According to FINRA, during this period, BofA Securities lacked adequate supervision and monitoring systems to identify spoofing activities in the Treasury market. Bill St. Louis, the Executive Vice President and Head of Enforcement at FINRA, emphasized the detrimental impact of spoofing on market transparency and integrity, particularly in the U.S. Treasury securities market.
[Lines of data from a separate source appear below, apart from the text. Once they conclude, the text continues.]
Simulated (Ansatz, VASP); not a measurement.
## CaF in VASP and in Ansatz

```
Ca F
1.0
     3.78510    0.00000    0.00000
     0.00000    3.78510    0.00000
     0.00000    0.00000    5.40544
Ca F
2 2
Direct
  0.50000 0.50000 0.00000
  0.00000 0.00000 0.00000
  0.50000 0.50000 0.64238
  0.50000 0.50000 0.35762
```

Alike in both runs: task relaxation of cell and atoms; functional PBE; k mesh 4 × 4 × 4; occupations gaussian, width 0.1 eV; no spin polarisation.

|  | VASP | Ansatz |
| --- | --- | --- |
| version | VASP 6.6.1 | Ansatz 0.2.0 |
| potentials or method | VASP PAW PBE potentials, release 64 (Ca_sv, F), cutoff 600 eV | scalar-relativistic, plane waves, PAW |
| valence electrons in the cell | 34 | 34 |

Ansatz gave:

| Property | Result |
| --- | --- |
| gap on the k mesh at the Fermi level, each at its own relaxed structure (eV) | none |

Spoofing, a fraudulent trading practice, involves the placement of orders that traders have no intention of executing, creating a false appearance of market activity to influence the market in their favor. The two traders responsible for the spoofing incidents managed to evade detection by Bank of America because the bank did not implement a surveillance system for detecting Treasury market spoofing until November 2015. Moreover, the existing system was flawed, designed to detect spoofing by trading algorithms rather than manual actions by human traders. Bank of America's monitoring system also failed to identify specific orders entered by its traders into third-party systems until December 2020 and did not address potential cross-product spoofing until September 2022.


Tyler Forbes, the junior trader, faced accusations of placing 194 spoof trades before departing the bank in 2019. He pleaded guilty to manipulating Treasury prices and received a sentence of two years of supervised release, including one year of home confinement. Sidney Lebental, the former supervisor, was accused of placing 523 spoof trades and is currently undergoing a FINRA disciplinary proceeding. Lebental left the bank in 2021.


Bank of America's broker-dealer subsidiary accepted FINRA's findings without admitting or denying the charges. In a statement, the bank acknowledged the actions of its former employees and highlighted significant investments made in controls, surveillance, staffing, training, and policy updates in recent years. This penalty adds to another multimillion-dollar settlement earlier in the week, where Bank of America agreed to pay $12 million to resolve allegations related to the collection of demographic data from mortgage applicants.